First addressing the determination finding petitioner guilty of creating a disturbance and refusing a direct order, we conclude that the second misbehavior report, together with the testimony provided by correction officials at the second hearing, provide substantial evidence supporting the determination of guilt (see Matter of Bookman v. Fischer, 107 AD3d 1260, 1260 ; Matter of Amaker v. Bezio, 98 AD3d 1146, 1146  ). Although petitioner asserts that he was improperly denied the testimony of certain inmates and/or their refusal forms, this claim has not been preserved for our review due to his failure to raise it at the second hearing (see Matter of Madden v. Griffin, 109 AD3d 1060, 1061 , lv denied ––– NY3d –––– [Jan. 21, 2014]; Matter of Encarnacion v. Belliner, 89 AD3d 1301, 1301  ).
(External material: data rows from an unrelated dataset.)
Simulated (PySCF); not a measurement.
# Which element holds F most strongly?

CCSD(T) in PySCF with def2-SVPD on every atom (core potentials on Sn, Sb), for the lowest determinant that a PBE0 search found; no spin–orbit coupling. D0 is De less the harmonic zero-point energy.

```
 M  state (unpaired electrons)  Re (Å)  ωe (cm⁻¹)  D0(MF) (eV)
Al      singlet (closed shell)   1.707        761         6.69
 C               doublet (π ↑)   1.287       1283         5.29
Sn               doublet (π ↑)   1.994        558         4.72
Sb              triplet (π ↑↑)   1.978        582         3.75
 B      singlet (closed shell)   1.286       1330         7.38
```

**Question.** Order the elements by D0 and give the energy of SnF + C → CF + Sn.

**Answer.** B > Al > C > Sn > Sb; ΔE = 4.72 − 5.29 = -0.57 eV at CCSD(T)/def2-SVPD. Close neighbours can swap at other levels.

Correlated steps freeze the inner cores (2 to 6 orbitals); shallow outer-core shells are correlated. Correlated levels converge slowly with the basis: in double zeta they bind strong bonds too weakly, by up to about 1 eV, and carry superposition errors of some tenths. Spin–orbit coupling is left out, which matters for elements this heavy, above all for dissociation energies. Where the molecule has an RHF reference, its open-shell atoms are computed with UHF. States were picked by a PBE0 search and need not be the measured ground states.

We reach a different conclusion, however, with respect to the determination finding petitioner guilty of harassment and refusing a direct order in regard to a letter he sent to a female correction officer. As relevant here, the disciplinary rule relative to harassment prohibits inmates from “writing or otherwise communicating messages of a personal nature to an employee” (7 NYCRR 270.2[B][ii] ), and we do not find the language at issue here to be of a personal nature so as to establish a violation (compare Matter of Wells v. Dubray, 53 AD3d 966, 967 ; Van Bramer v. Selsky, 303 A.D.2d 808, 808–809  ). Moreover, while petitioner was previously admonished for writing a letter that addressed the officer by her first name, the letter at issue did not do so. Consequently, there is no basis for the determination finding petitioner guilty of violating a direct order by sending this letter. In view of the foregoing, we conclude that the determination finding petitioner guilty of harassment and refusing a direct order as charged in the first misbehavior report is not supported by substantial evidence and must be annulled (see e.g. Matter of Farooq v. Fischer, 99 AD3d 709, 711 ; Matter of Kempsey v. Fischer, 98 AD3d 1155, 1156  ). In view of our disposition, we need not address petitioner's remaining claims.
ADJUDGED that the determination finding petitioner guilty of harassment and refusing a direct order is annulled, without costs, petition granted to that extent, and the Superintendent of Clinton Correctional Facility is directed to expunge all references thereto from petitioner's institutional record.
ADJUDGED that the determination finding petitioner guilty of creating a disturbance and refusing a direct order is confirmed, without costs, and petition dismissed to that extent.